A COUNCIL planning chief investigated for his behaviour over a controversial supermarket proposal has hit out at critics after he was cleared of wrongdoing.

And now Labour chiefs are calling for the man who sparked the £15,000 probe to resign.

It comes after an independent investigator declared Millbrook councillor Mike Denness had not breached rules in his handling of plans by Lidl to build a new supermarket in Shirley.

The probe was sparked by Conservative opposition leader Jeremy Moulton, who complained that the Labour councillor had previously worked with Lidl through his employer, Local Dialogue.

Councillor Denness, a former Conservative election agent, has since accused his former party of launching a political “witch hunt” against him.

He said: “I felt at the time that this was a political smear by the opposition in an attempt to win my seat in May.

“I feel I have been the victim of a campaign by the Conservatives to politically and professionally smear me.”

Councillor Denness, a father-of-four, said the incident had caused a “great deal of upset” to his wife and children.

Labour council leader, Simon Letts, labelled the probe a “vendetta” and a “waste” of public money.

He also called on councillor Moulton to consider his position.

The investigation was launched in September following a complaint by councillor Moulton that councillor Denness had acted inappropriately during a public meeting to discuss a planning application by Lidl.

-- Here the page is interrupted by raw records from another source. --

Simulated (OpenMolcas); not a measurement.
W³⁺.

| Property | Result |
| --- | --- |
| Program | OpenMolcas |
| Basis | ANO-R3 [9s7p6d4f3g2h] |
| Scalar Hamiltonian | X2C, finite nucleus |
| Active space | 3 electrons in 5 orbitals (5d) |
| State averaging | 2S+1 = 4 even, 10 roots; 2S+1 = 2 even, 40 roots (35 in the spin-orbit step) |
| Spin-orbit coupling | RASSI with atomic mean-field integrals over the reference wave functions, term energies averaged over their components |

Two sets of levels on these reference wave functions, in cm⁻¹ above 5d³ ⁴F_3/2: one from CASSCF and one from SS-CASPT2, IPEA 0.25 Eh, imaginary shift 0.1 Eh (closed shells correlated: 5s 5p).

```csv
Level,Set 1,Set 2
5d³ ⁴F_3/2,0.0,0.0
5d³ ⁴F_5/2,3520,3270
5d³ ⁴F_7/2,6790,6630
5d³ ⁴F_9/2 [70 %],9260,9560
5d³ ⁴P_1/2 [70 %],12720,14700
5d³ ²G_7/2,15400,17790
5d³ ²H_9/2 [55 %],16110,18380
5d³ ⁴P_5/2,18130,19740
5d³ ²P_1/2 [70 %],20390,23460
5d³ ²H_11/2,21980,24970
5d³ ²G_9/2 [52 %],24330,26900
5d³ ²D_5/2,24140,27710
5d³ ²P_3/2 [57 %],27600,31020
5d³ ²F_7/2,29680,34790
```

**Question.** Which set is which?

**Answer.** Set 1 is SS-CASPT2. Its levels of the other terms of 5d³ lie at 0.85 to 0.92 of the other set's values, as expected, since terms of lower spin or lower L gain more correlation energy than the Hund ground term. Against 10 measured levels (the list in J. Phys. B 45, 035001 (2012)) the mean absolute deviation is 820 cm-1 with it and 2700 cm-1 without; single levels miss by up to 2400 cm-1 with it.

The meeting related to an application by the supermarket giant to build a new store on land formerly used occupied by Shirley Police Station, on Shirley Road.

A leaflet was handed out, asking residents to submit their views on the application.

On the letter there was a postal address for London-based planning consultants,  Local Dialogue - a company for which councillor Denness is an employee.

This sparked councillor Moulton to call for an independent investigation.

A probe was subsequently launched – at the cost of more than £15,000 to the council.

But the probe found that Local Dialogue had not engaged with Lidl over any applications in Southampton and that there was no evidence of a conflict of interest.

However, it said councillor Denness had “missed opportunities” to explain this.

Councillor Moulton said: “I still think his behaviour was unprofessional and inappropriate.”

Asked whether he would consider his position, he added: “Absolutely not.”